Church goes on to become a vocal Patriot - which makes him sound like a member of a weird barbershop quartet. But he was a member of the Sons of Liberty, and his local Committee of Correspondence. He'll even speak at the third anniversary of the Boston Massacre.
He's also got a house in a very nice part of town - being a doctor must pay well.
It turns out Church is either an excellent liar - or he changed his allegiances from the rebels back to the British sometime before 1775. That's when he was caught sending coded messages to the British forces in Boston. Rather than being hanged for treason, Church was simply jailed and later exiled. That took some fast talking on his part. His defense was that he was actually HELPING the Continental Army by exaggerating troop estimates and gunpowder stores. That's some quick thinking.
Lucky for Church the Continental Army only ever knew about the one coded letter. More modern research has showed that he'd been ferrying papers to the British for some time, possible to pay off some of his debts.
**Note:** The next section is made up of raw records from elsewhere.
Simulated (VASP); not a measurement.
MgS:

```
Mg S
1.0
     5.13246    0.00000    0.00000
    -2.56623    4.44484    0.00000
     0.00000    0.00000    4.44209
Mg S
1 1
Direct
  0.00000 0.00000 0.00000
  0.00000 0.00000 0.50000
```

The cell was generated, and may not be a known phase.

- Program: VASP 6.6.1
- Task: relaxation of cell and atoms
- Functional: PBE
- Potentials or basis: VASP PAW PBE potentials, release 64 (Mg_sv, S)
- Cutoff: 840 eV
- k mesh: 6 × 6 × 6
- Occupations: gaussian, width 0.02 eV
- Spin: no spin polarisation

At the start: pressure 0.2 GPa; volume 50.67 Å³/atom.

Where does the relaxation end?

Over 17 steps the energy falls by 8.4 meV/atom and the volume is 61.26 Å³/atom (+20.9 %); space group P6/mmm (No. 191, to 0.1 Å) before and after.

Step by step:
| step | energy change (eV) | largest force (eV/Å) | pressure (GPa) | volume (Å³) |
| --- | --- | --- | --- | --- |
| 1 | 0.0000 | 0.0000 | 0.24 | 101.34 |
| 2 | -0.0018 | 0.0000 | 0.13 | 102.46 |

Incidentally, his expensive mansion was seized by the newly formed American government and sold to pay off war debts - but not until after it was ransacked by angry rebels. That may seem like poetic justice, but it's somewhat unfair - at the time Church wasn't even living there. He'd left it to his wife, who he'd abandoned for another woman.
Seems he made a habit of betrayal. What a catch.
More on the betrayal theme - in selling out to the British, it looks like Church turned traitor on the Templars as well. I can't decide if I think that's incredibly gutsy or terminally stupid. Given how Church ended up, I'm going with the latter. He sounds like someone who'd betray HIMSELF (if the other him paid the first him well enough.)